# AdaMerging

<figure markdown="span">
    ![alt text](images/adamerging.png){ width="750" }
    <figcaption>Task Vector, Task Arithmetic, and AdaMerging. Credit to <sup id="fnref:1"><a class="footnote-ref" href="#fn:1">1</a></sup></figcaption>
</figure>

In the complex landscape of multi-task learning, AdaMerging has emerged as a potent method for adaptively merging model parameters to optimize performance across tasks. Unlike traditional fixed-coefficient methods, AdaMerging autonomously learns merging coefficients, offering a more refined and responsive approach[^1]. 

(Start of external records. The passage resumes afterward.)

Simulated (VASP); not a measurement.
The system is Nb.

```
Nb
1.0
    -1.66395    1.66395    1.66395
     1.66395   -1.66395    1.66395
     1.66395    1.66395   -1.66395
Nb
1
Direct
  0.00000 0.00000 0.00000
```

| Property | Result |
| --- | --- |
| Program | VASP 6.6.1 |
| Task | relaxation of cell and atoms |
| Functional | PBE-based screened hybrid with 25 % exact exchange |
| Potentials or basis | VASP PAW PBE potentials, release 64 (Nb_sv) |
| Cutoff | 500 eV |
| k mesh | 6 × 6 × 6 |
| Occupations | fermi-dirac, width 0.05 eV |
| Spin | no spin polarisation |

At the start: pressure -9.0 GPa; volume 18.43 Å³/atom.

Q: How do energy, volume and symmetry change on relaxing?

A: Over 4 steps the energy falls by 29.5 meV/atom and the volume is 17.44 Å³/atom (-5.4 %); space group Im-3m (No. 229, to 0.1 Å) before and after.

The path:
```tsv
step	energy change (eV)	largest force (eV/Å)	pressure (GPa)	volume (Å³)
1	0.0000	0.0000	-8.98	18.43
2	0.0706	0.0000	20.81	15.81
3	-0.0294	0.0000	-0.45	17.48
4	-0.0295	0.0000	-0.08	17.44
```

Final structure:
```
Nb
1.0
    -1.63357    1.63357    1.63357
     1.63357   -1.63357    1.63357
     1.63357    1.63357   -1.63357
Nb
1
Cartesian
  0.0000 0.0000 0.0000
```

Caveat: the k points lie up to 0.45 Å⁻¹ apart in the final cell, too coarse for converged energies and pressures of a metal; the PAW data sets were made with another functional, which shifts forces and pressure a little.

The cornerstone of AdaMerging lies in its adaptive nature, where it learns the coefficients for merging either on a task-wise or layer-wise basis. This adaptability is driven by an entropy minimization strategy applied to unlabeled test samples as a surrogate objective function, which serves to refine the merging coefficients for optimal performance.

Task-wise AdaMerging is formulated as:

$$
\theta = \theta_0 + \sum_{i=1}^{n} \lambda_i \tau_i
$$

where $\lambda_i$ represents the merging coefficient for the \(i\)-th task, and $\tau_i$ denotes the task vector for the \(i\)-th task.

On the other hand, Layer-wise AdaMerging is articulated as:

$$
\theta^l = \theta_0^l + \sum_{i=1}^{n} \lambda^{l}_{i} \tau^{l}_{i}
$$

where the merging coefficient $\lambda^{l}_{i}$ and task vector $\tau^{l}_{i}$ are specific to each layer \(l\) of the model.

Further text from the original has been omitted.